“Is it possible to stop at Onok Island?” That was my major concern when I first contacted Kuya Fidel to inquire of his services for a Balabac island hopping tour. After he gave me a positive answer, it was a done deal, no fuss whatsoever. I even told Kuya Fidel that if my tour mates would not consider visiting the island, I would be willing to pay the price for a solo tour to the island. But I did not have to do that because they have decided to go too and it saved me from spending too much. Thank you guys! 😊
Onok Island is privately owned and before anyone gets to visit it, one MUST get permission first from its owner(s) who happened to be the family of the former Mayor of Balabac. Mind you, not all who contacted them were lucky enough to get a YES. I know it first hand because I tried to communicate with the person in-charge of island visits according to all the guides that I have read, and I never got a response. It was so frustrating since I was very eager to visit it, but I guess they have all the right to do that because they own the freaking island.
Be that as it may, I did not lose hope that I will get to land my feet on one of the most sought-after islands (if not the most) in Balabac and that was when I decided to join a tour with Kuya Fidel. Based on his previous tours, they were able to visit the island most of the time and that was a good sign.
Fast forward to our island hopping tour in Balabac…
The waves became more intense so instead of getting on the smaller and faster boat that we used to get to the reef, we had to board Queen Helen once more even though she was slow just to be on the safe side. The moment we sailed out of Nasubata Island, the silhouette of this tiny paradise was already in sight from the horizon. As we inch in closer and closer, all of us on the boat were on our feet with big smiles on our faces.
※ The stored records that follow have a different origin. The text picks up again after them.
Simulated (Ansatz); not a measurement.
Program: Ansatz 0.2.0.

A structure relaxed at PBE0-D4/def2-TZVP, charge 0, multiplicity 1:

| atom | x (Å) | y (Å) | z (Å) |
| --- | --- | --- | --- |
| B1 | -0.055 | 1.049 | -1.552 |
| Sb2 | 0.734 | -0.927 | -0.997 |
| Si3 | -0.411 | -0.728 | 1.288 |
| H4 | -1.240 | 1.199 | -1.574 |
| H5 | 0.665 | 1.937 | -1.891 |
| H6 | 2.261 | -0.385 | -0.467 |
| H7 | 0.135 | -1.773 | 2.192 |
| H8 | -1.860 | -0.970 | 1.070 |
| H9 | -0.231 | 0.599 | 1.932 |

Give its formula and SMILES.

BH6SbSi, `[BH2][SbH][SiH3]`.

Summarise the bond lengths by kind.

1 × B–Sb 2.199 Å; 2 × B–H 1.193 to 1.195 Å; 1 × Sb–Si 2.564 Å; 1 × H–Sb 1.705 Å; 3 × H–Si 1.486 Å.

After we crossed the threshold of the ring-shaped atoll, the water became shallower and the corals were more visible. The fierce swells that used to rock our boat suddenly faded away as if a wall blocked it from rolling further in to the reef. Our eyes began to feast at the vast, unruffled, glittering and super clear aquamarine waters encompassing the teensy-weensy island. Exclamations and praises echoed as we cruise steadily towards the beach. It was then followed by a wave of camera shots that were fired from different angles and various devices. The sightings of pawikans (sea turtles) moving underwater made it even crazier aboard Queen Helen. It was such a wonderful welcome.
Finally!
We immediately disembarked and ran off to the island’s different spots to get some more snapshots. Just like in Punta Sebaring (but without the niknik or sandflies), the sand felt so soft under my feet and it was blinding white. Although it was not as fine as the former, it really did not matter because it was just perfect as it was. Again, we sighted a few pawikans close to the shore but it swam away very fast when someone from our group tried to get close to it. There are instances wherein these pawikans can be fully seen out of the water and peacefully resting on the sandy beach.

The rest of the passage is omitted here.